Look around and you’ll see that construction is everywhere in Southwest Washington!
Studies show that construction payroll in Washington State generated nearly $38 billion in a three-year period. As of November 2017, construction employed 205,000 people in the state. Studies also report that for every $1 invested in construction in Washington, an additional $1.97 of added sales are generated. The multiplier effect brings the investment in our community well into the billions. The region, which includes Washington, Oregon, and Idaho, is noted for being one of the top performers in the United States. Given this, the state of construction is strong. However, we have many challenges in our future that requires action now.

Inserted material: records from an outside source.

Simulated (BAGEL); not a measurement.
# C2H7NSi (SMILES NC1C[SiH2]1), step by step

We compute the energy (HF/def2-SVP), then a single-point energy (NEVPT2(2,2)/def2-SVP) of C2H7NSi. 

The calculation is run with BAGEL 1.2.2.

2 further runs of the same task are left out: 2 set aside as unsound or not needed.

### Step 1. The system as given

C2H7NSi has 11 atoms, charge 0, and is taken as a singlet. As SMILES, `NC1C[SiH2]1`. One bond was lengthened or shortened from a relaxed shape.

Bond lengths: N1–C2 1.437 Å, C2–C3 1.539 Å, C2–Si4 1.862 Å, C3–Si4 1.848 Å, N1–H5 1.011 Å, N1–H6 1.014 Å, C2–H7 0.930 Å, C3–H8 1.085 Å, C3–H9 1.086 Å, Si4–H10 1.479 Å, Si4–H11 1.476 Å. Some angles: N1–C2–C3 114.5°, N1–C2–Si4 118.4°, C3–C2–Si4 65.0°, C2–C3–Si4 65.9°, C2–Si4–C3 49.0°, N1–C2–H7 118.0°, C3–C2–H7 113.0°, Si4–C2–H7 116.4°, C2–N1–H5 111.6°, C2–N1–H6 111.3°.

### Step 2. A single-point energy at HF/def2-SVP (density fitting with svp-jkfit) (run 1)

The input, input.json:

With construction being one of the most important industries in Washington State, a sudden change in the industry can create a lasting impact on the entire state. I have learned through top regional economists that we have passed through the 103rd month of economic growth. The longest trend recorded in U.S. history is 129 months. In other words, we are approximately two years away from a potential bust in the economy or a record-breaking streak of growth.
June 2018 marks the 10th year of growth in the economy since the Great Recession. While the forecast seems positive, it is no time to let your guard down.
- We know it is a tight labor market. It’s hard to find and retain the skilled workers to fill the jobs that compose a construction business. This results in employees having the upper-hand and gaining momentum on higher wages. As a business owner, this means more overhead and higher costs related to running your business. Do you offer a competitive benefit package that will help your business attract and retain dedicated employees?
- Inflation is not rising at the rate that economists naturally expect when all other economic elements are taken into consideration. Though, business owners should be cautious of the rising commodity prices such as the materials required for construction projects. These prices could mean a much higher cost in running your business.
- Identify other risks specific to your business: Are more than half your employees nearing retirement age? Have you diversified the type of projects your business works on? In other words, what steps are you taking today to ensure continued prosperity?
The state of construction is strong, especially in our region. However, that shouldn't deter you from insulating your business from future dips in the economy. Now is the time to invest in the people, technology, and resources to generate a return-on-investment during more dire times. It’s time to be proactive rather than reactive. The threat of downturn is forever looming and you need to ensure that you never forget to position your business to survive economic hardships.